Specifying a vanilla seq2seq in Pyro


I’m looking to implement a “vanilla” seq2seq model for translation in Pyro (I want to extend it to variational nmt stuff but figured I need to get this working to even worry about that). Unfortunately, I’m not quite as comfortable to be sure I’ve implemented correctly and am looking for some feedback as currently my model doesn’t seem to learn to translate sequences in a simple scenario.

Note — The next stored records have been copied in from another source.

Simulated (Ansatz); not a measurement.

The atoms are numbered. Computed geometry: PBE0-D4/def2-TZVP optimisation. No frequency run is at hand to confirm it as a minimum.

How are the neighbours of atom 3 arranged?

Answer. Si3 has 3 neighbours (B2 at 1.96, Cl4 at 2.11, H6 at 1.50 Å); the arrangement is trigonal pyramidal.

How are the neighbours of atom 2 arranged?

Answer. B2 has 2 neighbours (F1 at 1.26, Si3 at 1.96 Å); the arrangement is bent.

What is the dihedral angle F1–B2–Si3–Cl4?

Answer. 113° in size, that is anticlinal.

Here’s my model function, I’ve tried to follow the dmm tutorial example with the auxilliary model in the semi-supervised VAE for my purposes, the guide function is empty:

def model(self, x_sent, y_sent):
    pyro.module("seq2seq", self)
    #handles getting word embeddings and keeping pair data aligned
    x_embeds, _, _, y_sent = self.x_embed(x_sent, y_sent) # convert list of strings =>PackedSequence(),
    x_out, s_0 = self.encoder(x_embeds) # just a pytorch GRU

    y_labels = self.y_embed.sentences2IndexesAndLens(y_sent) #convert sentence => word indexes

    T_max = max([y[1] for y in y_labels]) # longest sequence in batch
    y_labels, y_mask = self.y_embed.padAndMask(y_labels, batch_first=self.b_f) 
    if self.use_cuda:
        y_labels = y_labels.cuda()
    #Presumably this line make each data point independent of others
    with pyro.plate('z_minibatch', len(x_sent)): # here is where I am completely loss
        # unsqueeze 1st dim because 1st dim input is for hidden directions
        s_0 = torch.cat([s_0[0], s_0[1]],dim=1)
        #The bridge is supposedly a trick to 
        s_t = self.bridge(s_0).unsqueeze(0)
        for t in range(0, T_max):
            inputs = self.y_embed.getBatchEmbeddings(y_labels[:, t]).unsqueeze(1) 
            output, s_t = self.decoder(inputs, s_t)
            output = self.emitter(output.squeeze(1))
            l = y_labels[:,t]
                        dist.Categorical(logits=output).mask(y_mask[:,t]).to_event(1),#probs=F.softmax(output, dim=1)).mask(y_mask[:, t]).to_event(1),

The part I am least certain about is the pyro.sample statement in the plate, this…look close to what they do in the dmm model but i’m not sure if there’s just some glaring issue I can’t see.


You might want to look at the shapes and values of output to see if they look weird, e.g. they’re all the same along a dimension, and compare them to the shapes and values with the plate removed. All that shape manipulation happening in the model looks suspicious; you should prefer indexing from right to left using ellipses (...) and negative indices (unsqueeze(-2) vs unsqueeze(0), etc.). See the Pyro tensor shape tutorial for more info.